Common Pitfalls to Avoid When Selecting a Business Partner
Interviewing potential business partners is a bit like speed dating. You have carefully screened individuals meet you are a certain time in a public place and you will basically set out to discover strengths, weaknesses, and concerns in a minimum amount of time. Everyone will be dressed to kill, carry an impressive portfolio, and overall come across as the one asset that will send your business over the top. If this were true, however, then why do so many businesses fail so early on in their existence? Why is that a successful business set on expansion suddenly fails in many of its endeavors and will be forced to downsize and eventually close down?

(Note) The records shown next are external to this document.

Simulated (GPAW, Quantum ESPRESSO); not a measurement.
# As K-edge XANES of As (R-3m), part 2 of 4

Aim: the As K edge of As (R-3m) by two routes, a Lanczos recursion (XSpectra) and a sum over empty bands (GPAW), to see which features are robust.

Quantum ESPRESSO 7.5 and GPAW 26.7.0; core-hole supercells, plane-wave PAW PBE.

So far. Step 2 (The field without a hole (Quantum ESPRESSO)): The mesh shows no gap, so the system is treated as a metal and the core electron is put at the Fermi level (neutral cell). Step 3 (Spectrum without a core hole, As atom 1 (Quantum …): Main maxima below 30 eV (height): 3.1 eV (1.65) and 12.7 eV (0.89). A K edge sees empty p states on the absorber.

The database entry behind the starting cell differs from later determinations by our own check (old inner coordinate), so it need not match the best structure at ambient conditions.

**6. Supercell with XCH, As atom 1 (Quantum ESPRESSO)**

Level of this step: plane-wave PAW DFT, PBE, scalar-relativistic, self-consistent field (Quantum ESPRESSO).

The answer is simple: the selection of a business partner was not done properly! It does not take a genius to recognize that by partnering the wrong people in a business the latter will most likely fall; it might take a fortune teller, however, who can accurately point out which of the 10 clean cut, enthusiastic, highly educated, and well spoken individuals will make for a good partnership! Yet even as there are no guarantees there are some common pitfalls to avoid when selecting a business partner.
1. First and foremost is a failure to identify the scope of the partnership. Be clear what you need a partner for. Will she or he be in charge of an expansion or will the individual share responsibilities for day to day business activities? Scope determines skill sets needed!
2. Do not choose a partner who is like you. If you are a math whiz but cannot write your way out of a wet paper bag, you do not need another math whiz, you need a skilled writer! Similarly, if you are an introvert wallflower who hyperventilates at the though of talking to more than five people at a time, you need an extrovert who loves giving speeches and making presentations to rooms filled with eager customers.
3. Beware the gender and age traps. Passing on a candidate because he is younger or older than you is a significant mistake. If you are older, you will need the enthusiasm, vision, and vigor of young. If you are younger, you need the calmness, life experience, and gentle strength of maturity. Gender can present a potential problem if you are known to have a roaming eye. Workplace romances should be avoided for a reason, but if they happen between business partners they can spell disaster in a number of ways!
4. Do not value education more than life experience. While a graduate degree from any Ivy League school is an impressive achievement, all it really tells you that the young person had the ability to make it through a college and find a way to pay the outrageous tuition. It does not mean that she or he has what it takes to be your business partner. Do not discount an individual who may have received a night school education from a community college but has life experience that will bring many desirable qualities to your business.